Faculty salaries ranked vs. AAU publics

A comparison of faculty salaries at the Pittsburgh campus with salaries at 33 other public Association of American Universities (AAU) institutions showed that full professors’ pay held steady at No. 13, unchanged from last year’s comparison.

Associate professors saw their comparative pay slip three places in the rankings to No. 15 and assistant professors dropped seven places to No. 20.

Librarians were the only group to see a gain in the comparative rankings, moving up six notches, according to an annual analysis released last week by Pitt’s Office of Institutional Research.

Although salaries of full professors at the Pittsburgh campus rose an average of 3.1 percent to $113,200, they remained unchanged in the rankings. Topping the public peer group list was the University of California-Los Angeles with an average salary of $128,400. At the bottom was the University of Oregon with an average of $88,000.

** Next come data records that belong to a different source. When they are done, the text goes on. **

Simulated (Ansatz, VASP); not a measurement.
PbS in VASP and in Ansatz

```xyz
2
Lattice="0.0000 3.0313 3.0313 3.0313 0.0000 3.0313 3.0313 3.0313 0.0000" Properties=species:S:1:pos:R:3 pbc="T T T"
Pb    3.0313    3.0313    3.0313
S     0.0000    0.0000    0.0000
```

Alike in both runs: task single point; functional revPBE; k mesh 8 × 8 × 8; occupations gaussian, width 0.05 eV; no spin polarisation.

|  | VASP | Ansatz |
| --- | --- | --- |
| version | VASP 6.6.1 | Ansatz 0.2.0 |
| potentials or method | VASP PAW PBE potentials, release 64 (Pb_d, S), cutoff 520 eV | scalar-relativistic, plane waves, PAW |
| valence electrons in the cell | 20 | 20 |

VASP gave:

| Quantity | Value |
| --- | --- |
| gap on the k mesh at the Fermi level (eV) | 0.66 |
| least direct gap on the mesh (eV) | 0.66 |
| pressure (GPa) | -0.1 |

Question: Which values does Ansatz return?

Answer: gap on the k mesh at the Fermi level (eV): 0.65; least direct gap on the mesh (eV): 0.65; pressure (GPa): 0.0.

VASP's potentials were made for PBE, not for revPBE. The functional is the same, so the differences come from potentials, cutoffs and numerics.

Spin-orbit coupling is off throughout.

Associate professors earned an average of $75,500 at the Pittsburgh campus, a 2 percent increase from a year ago. But in the rankings their pay level fell from No. 12 a year ago to No. 15 in the current comparison. The survey found the highest paid associate professors in the public AAU schools at the University of Michigan-Ann Arbor with $83,700. Ranking last was the University of Oregon with $63,100.

While Pitt’s assistant professors at the Pittsburgh campus earned an average of $64,600, up 1.6 percent from last year, their ranking fell seven places to No. 20 among the 34 public AAU schools, down from No. 13 last year. Their colleagues at the University of Maryland-College Park earned $75,900 to top the peer group. The University of Missouri-Columbia was at the bottom of the group with average pay of $55,700.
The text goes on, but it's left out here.